As time wears on it is becoming increasingly evident that Prime Minister Lawrence Gonzi now regrets his former secretary general Joe Saliba’s strategy to turn Jeffrey Pullicino Orlando into a martyr before the election.
With each passing week, the visible gulf between the PN and its maverick backbencher from Zebbug grows visibly wider: and nowhere was this tension more palpable than at a public meeting in Balzan last weekend, where Jeffrey Pullicino Orlando occupied a front row seat while the Prime Minister ostensibly defended the controversial St John’s Co-Cathedral extension project.
Pullicino Orlando’s opposition to this project is widely known and documented, having dedicated a parliamentary speech to rubbishing the proposed underground extension of the Cathedral museum as a waste of public funds.

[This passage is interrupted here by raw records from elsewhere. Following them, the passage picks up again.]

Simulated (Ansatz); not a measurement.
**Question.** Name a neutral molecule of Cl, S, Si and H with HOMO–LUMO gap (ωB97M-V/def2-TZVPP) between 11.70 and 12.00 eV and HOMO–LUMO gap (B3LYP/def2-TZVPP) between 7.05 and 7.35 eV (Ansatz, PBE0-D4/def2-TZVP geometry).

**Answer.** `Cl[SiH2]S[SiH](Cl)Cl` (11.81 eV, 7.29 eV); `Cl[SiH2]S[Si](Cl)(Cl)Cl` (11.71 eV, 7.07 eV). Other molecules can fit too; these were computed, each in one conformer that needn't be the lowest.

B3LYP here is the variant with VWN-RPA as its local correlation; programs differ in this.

Less well known is the involvement in the Cathedral Foundation board of Malta’s permanent representative to the European Union, Mr Richard Cachia Caruana... whom many believe to have been the unseen hand that dashed Jeffrey Pullicino Orlando’s hopes of landing himself a Cabinet post in the new Gonzi administration.
In Balzan last Saturday, Pullicino Orlando’s obstinate refusal to join the usual chorus of applause for his leader was not lost on the journalists who attended the event; it was almost as though the Nationalist MP wanted to make his dissatisfaction known to the general public, and cause maximum embarrassment to his own government.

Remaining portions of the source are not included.